If you want to give him chances then try and do it from a place where you and your baby are not directly affected by what he does. Someone in his shoes cannot be relied on financially, emotionally, or physically. For someone in addiction it is just not possible. If all of his friends are pill pushers it's not likely that he is going to be sobering up enough to build a life with you right now. It is not a failure on your part or that you are not enough. THAT JUST ISN'T TRUE. I don't think that most of us understand what happens with drug addiction. At some point, the ability to discern the right thing to do is hijacked. It is dealing with Dr. Jekyll and Mr. Hyde. Thus, the promises and words of love. That part exists but will never win out over the addict part until the addict quits using and gets into recovery. There is absolutely nothing that we can do to change someone elses addiction except to not participate in it in any way....as in continuing a relationship with them, providing shelter, etc. Hard words to hear but unfortunately they are the truth.

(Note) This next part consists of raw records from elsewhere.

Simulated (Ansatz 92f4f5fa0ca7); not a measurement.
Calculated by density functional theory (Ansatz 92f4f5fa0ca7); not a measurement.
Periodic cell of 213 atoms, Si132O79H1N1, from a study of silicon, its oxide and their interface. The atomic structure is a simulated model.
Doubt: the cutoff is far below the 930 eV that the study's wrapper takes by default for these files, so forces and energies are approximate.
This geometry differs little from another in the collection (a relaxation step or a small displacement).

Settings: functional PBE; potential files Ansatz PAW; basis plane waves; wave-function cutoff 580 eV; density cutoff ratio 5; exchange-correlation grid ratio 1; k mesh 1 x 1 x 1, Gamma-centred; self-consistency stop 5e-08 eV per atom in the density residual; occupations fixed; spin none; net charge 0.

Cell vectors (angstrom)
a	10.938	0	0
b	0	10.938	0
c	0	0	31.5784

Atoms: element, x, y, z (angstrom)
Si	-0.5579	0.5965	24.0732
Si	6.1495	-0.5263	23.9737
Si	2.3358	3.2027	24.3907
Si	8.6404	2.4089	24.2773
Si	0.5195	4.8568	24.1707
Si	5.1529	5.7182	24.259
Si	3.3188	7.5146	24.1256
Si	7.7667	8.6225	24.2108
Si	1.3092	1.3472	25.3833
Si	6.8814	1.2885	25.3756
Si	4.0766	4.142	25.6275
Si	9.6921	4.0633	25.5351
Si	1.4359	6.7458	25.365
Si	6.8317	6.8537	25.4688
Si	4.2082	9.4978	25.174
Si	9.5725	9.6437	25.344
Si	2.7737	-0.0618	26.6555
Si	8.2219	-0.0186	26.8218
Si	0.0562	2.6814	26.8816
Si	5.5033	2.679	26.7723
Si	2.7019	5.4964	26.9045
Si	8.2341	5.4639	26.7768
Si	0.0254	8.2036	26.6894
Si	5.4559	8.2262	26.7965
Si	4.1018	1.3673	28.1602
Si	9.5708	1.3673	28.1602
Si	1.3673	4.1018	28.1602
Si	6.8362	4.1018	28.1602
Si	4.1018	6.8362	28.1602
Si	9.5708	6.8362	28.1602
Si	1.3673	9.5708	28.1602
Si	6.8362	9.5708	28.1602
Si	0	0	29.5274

Remember, you are not alone even though you feel that you are. Those feelings are a story that your codie side is telling you...you actually have family and friends that are there for you and love you. I have to remember that I am not really alone - I'm just not getting support from the one person that I really want it from. Like that will make some karmic injustice all okay. It's all a myth. What I have learned is that I have to support myself from the inside out and not resource it out to others. My HP is the only constant in my life. Everyone else has the potential to let me down - not because of anything wrong in me but because of things in their own lives. Learn who supports you and who you count on - in the long run that is the only way to live.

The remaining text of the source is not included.